Join the masses for good beer, drinks and Giants baseball at Public House 

click to enlarge Greg Stone’s secret weapon is his bourbon sour. “It only has three ingredients so it’s easy to make when it’s mobbed. I wanted a fast cocktail without sacrificing quality.” - ANNA LATINO/SPECIAL TO THE S.F. EXAMINER
  • Anna Latino/Special to the S.F. Examiner
  • Greg Stone’s secret weapon is his bourbon sour. “It only has three ingredients so it’s easy to make when it’s mobbed. I wanted a fast cocktail without sacrificing quality.”

Public House As the Giants begin playing at AT&T Park today, if you can’t score tickets then the next best place to watch a game is with the throngs of fans at the Public House in Willie Mays Plaza. The huge, open bar serves 24 kinds of beer, in addition to cocktails, and faces the 24 palm trees surrounding the Say Hey Kid’s statue. (Mays’ number was 24.) It boasts good bar food and shares the space with the Mexican eatery Mijita, with both kitchens run by self-proclaimed huge Giants fan and celebrity chef Traci Des Jardins. Longtime beverage manager Greg Stone notes that one of the little-known perks of stopping at the bar is that fans can get their drinks in plastic cups, which may be brought into the ballpark. It’s a big deal since fans can’t bring alcohol into the park, and buying booze there is pricey.

BAR info: 24 Willie Mays Plaza • (415) 644-0240 • www.publichousesf.com

What was it like here during the World Series?
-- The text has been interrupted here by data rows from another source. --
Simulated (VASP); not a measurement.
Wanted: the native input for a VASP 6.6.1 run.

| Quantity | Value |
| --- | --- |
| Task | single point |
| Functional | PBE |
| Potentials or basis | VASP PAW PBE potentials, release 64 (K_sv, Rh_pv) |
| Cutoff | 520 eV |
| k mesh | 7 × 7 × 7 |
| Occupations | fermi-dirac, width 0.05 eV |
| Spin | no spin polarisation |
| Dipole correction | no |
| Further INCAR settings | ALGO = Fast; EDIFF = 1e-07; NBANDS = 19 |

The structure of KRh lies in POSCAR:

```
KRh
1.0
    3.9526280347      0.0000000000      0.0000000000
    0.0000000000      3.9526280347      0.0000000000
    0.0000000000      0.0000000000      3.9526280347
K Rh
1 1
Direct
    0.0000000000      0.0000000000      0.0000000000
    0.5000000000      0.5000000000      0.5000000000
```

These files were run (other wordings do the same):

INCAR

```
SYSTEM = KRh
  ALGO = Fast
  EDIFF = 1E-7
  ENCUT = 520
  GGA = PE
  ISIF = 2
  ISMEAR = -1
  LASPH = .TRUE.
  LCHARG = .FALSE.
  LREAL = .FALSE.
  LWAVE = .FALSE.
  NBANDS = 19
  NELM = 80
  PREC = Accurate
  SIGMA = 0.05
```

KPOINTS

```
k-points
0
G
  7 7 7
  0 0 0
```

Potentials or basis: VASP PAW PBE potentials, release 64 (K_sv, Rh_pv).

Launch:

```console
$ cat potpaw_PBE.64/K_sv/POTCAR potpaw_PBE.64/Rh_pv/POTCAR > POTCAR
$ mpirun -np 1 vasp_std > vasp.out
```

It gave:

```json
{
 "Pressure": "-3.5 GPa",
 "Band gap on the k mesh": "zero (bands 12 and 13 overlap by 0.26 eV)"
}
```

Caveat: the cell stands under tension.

It was an awesome month. We were packed to the gills; the walls started breathing. There was so much emotion. Every pitch emitted gasps from the crowd. It was absolutely insane when they clinched — I still get the chills talking about it. The energy was so positive. The whole town was on fire; it was just electric. Between the Giants last year and the 49ers being in the Super Bowl, it’s been a tremendous year for San Francisco sports.

How much beer did you sell?

A massive amount of beer. In one week, during the playoffs and World Series, we sold more than $97,000 worth of beer. We went through 11 kegs of Blind Pig IPA at $7 a pint. It was mind-numbing.

What famous people have you served?

Willie Mays has come in. A lot of the players live in the neighborhood. Kiefer Sutherland came in for a Giants night game. Les Claypool, the bass player for Primus — he was a super nice guy.

What do you like about bartending?

When something you created yourself provides a really good experience. When the customer walks away happy, I feel good — especially if it’s a cocktail they enjoyed. One of my biggest peeves is a lot of people out there have big egos. If a customer isn’t interested in cask ales or some of our incredible craft beers, if you want a Bud Light, fine.

What’s the crowd like in the offseason?

The neighborhood is still blooming, but we are a destination and business is growing every year. We’re succeeding because we serve good food and booze in a comfortable environment.

What bars do you like?

Mr. Bing’s in Chinatown, Comstock, Tacolicious in the Marina, Mosto, the Corner Store.

What do you drink?

Really good beer, like Blind Pig IPA or the Allagash Brewery’s Coolship series. Shots of tequila, like Siete Leguas Blanco.
 

What’s one of your most memorable experiences?

One of the 24 beers we serve is called Kaz’s First Pitch. It’s made by the brewer for the Iron Springs brew pub in Fairfax, Christian Kazadoff. He named the beer after his dad, who’s a huge Giants fan. Christian came in with his dad for a game, and he was thrilled to be drinking his beer with his dad watching the Giants. It was very special.

 

Blackberry Bourbon Sour

  • 2 oz. Jim Beam bourbon
  • Juice of half a lemon
  • ¾ oz. Martinique cane sugar syrup
  • 1 basket blackberries soaked in bourbon for 2 days, then strained
  • Shake ingredients together in cocktail shaker with ice. Strain over ice in tall glass. Garnish with lemon slice.